There is a certain irony in that the communists did steal the grain of the communal farms when they withheld it because the price was too low. They also of course engaged in mass killings.
I loved the last one though, the handshake between England and Russia.
Hooray for the Popular Front!!!!
I guess the Soviets should have just called Hitler a “Calvinist” at let it go at that.
Henry,
Why not criticize Obama for doing it? Why not criticize them both.
Magdalena
There are a couple things — first, those who were criticizing Obama for it seemed not to be concerned with their own political candidate for doing it. It seemed to me, therefore, their horror of Obama doing it was superficial. This, of course, follows with the second observation: what was claimed of Obama as if he were making himself a messiah was way overboard in how it was handled. He was not doing what the rhetoric was suggesting. While there is an aspect of Prometheus in all political rhetoric (and one should note it, as I did here), I am also pointing out what was left unstated previously: McCain’s rhetoric was the same. Just go back and watch his “Man in the Arena” commercial. It’s his “Yes, We Can.” And it’s very much the super-human Prometheus involved with it, and yet this was not mentioned by his supporters — which, if they were interested in rejecting such claims, they would have done so with him as well.
If political hacks (an honorable vocation, in my mind) are a little strident in their statements, I don’t think this is a great sin. The civic harm is when hackery dominates the whole conversation.
Second, hackery is troubling in any degree when it is clothed in religion. It is troubling because of the harm it does to religion.

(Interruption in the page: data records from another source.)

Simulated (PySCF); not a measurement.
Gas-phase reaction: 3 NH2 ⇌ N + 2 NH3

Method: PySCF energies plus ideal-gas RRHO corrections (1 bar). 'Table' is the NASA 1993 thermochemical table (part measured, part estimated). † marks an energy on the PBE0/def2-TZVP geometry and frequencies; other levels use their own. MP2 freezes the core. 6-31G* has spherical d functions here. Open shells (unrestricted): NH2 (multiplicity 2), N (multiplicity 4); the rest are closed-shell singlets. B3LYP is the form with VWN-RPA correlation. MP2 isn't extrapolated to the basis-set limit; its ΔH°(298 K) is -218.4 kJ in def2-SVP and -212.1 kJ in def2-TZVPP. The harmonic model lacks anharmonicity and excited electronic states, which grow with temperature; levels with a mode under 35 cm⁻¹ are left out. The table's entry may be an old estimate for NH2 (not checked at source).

Third, I don’t find great fault in motivational wartime propaganda when faced with the very real evil of international fascism. It is often forgotten that there was significant political support on the Right for appeasement, isolationism, neutrality and fellow travelerism during the rise of fascism. The country and the West was not as united as often believed nowdays.
I suppose if you’re going to tell a story in which you are the Savior, it helps to depict those who oppose to you as demonic.
That’s true, Kyle. But a dry, balanced, unemotional, footnoted and even-handed analysis of the virtues and vices of the Axis vs. the Popular Front has its problems as well. For me, I loved the film!